I love that scene in Infamous where Truman Capote tells the same story, with slight variations, at different dinner parties, to see which version goes over best with his “audience.”
The fact is, the way that a story is told is just as important as the words used. Kind of like how the tone of voice used while talking to your significant other can either get you kissed or slapped. Are you being sincere or sarcastic? It is the tone of voice, the way you are talking that tells the listener which adjective is correct.
But you can’t rely on tone to help you in your writing. Unless you are composing something you plan to read to others, you have to utilize your language skills more carefully.
I have been thinking about writing vs. story a lot recently, because I just recently re-read Christopher Moore’s The Lust Lizard of Melancholy Cove. It is a book I definitely recommend reading. The writing is solid, and the story is fantastic. But it is definitely a case in which the story transcends the writing, which makes it a slightly disappointing read.
The Lust Lizard of Melancholy Cove has zany characters (but they work so much better than the Gordonston Ladies Dog Walking Club), as well as a smart, funny plot. The lust lizard is a dinosaur that has been sleeping in the Pacific Ocean, but wakes up, and is attracted to the depressed residents of the small town Pine Cove (because it preys on depressed animals), the majority of whom have been taken off of their antidepressants, due to a guilty-feeling psychiatrist who mistakenly thinks she caused a suicide via overmedication. Sounds pretty awesome, right?

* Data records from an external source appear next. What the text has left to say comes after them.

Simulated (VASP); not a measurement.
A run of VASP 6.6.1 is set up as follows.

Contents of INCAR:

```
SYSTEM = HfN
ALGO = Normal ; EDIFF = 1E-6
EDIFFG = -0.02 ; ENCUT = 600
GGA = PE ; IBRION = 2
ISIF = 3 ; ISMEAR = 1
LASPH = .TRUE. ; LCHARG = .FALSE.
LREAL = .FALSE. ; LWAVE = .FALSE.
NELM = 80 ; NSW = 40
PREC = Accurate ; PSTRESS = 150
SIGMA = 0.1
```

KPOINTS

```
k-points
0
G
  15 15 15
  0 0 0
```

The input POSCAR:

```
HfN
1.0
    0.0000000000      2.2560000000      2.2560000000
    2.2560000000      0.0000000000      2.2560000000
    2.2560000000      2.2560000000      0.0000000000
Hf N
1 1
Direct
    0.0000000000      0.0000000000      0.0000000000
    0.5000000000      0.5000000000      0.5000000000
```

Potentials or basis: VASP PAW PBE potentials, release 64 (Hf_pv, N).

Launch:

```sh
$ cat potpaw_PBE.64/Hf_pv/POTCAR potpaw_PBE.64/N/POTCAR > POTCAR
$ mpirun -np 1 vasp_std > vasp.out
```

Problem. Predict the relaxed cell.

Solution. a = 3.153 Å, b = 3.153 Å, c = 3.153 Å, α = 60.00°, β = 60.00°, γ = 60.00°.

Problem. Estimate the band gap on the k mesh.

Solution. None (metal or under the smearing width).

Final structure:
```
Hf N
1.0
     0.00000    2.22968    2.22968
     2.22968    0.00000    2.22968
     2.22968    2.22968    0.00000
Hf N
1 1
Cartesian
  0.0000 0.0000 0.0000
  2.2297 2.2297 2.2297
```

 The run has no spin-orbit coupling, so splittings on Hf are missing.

It starts off strong, but somewhere in the middle of the book, I begin to lose some of my steam while reading this book. I continue to read, because I want to see how Moore wraps up the story, but I’m just not as interested. I can be interrupted mid-sentence, without being cross like Sarah in A Little Princess.
The reason I find this subject interesting is because it is generally mid-story that I begin to lose steam while writing. I just… care a bit less. I get a bit bored. I try to push through this, keep writing, because I can always edit it and make it better later, once I have a finished draft.
Except I’m kind of crap at editing. And finishing, actually, but that’s another story.
So, if you’re kind of bored writing the middle stuff, it will probably make it kind of boring to read, which means the readers will probably care less about how the story ends. I guess the best way around this problem is to get better at editing, and have kick ass beta readers.
Any other suggestions/thoughts? I would love to hear them!